Environmental Settlements and Administrative Law

By Courtney R. McVean and Justin R. Pidot

The Obama Administration has come under increasing fire for its decisions to settle lawsuits brought by environmental organizations. Industry groups and Republican politicians claim that such settlements, negotiated behind “closed doors,” unfairly exclude regulated entities from regulatory decisionmaking that tangibly affects economic interests. Environmental organizations and their political allies made similar complaints during the Administration of George W. Bush, arguing that the federal government at that time settled lawsuits on terms overly favorable to economic interests and without the participation of environmentalists or the public.

Objections to environmental settlements are often expressed as process concerns. Opponents of an administration’s political direction argue that settlements allow agencies to make policy choices from the shadows while evading, or perhaps even violating, the process established by the Administrative Procedure Act, including the Act’s public participation requirement. This Article is the first to objectively assess those concerns, and it reveals that environmental settlements rarely circumvent norms of administrative law, and that when they do so, courts can—and do—intervene.

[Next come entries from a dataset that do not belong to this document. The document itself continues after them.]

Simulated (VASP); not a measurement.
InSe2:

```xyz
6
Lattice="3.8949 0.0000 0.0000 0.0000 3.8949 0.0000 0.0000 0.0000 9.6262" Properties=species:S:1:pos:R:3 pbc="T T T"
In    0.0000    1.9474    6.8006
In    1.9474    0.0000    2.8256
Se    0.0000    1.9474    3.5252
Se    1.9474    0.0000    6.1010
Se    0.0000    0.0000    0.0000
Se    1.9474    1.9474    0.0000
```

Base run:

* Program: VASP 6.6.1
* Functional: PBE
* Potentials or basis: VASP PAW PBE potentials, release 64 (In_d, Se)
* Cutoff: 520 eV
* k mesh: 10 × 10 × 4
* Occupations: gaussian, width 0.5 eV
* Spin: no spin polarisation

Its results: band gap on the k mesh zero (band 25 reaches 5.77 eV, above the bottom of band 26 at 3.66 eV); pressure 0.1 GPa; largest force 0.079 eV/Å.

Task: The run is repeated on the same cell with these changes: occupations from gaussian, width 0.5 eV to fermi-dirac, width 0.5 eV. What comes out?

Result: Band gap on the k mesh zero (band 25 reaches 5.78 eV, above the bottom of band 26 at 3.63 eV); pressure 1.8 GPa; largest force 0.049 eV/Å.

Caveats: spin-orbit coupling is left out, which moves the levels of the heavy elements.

To establish that environmental settlements are consonant with administrative law, this Article develops a novel typology of settlements based on the types of obligations they impose on federal agencies. Settlements can involve agency commitment to resource allocation, procedural obligation, or substantive rule. The Article then considers unique aspects of those categories of commitment and explains why none are generally problematic from the perspective of administrative law. Many decisions made in settlements are of a type excluded from notice-and-comment rulemaking. Others involve preliminary matters that are subject to subsequent judicial challenge once the agency has reached a final decision. And others still involve opportunities for public notice and comment. In the rare circumstance where a settlement violates otherwise-applicable notice-and-comment requirements, courts already possess ample authority to either decline to enter the settlement beforehand or to vacate the settlement afterward. Administrative law demands no more.

Environmental settlements have distinct advantages because they provide federal agencies with the opportunity to control litigation risk and overcome bureaucratic inertia. In the absence of a compelling justification for limiting the discretion of agencies to enter into settlements, Congress and the public should allow environmental settlement practices to persist.

Cite as: Courtney R. McVean & Justin R. Pidot, Environmental Settlements and Administrative Law, 39 Harv. Envtl. L. Rev. 191 (2015).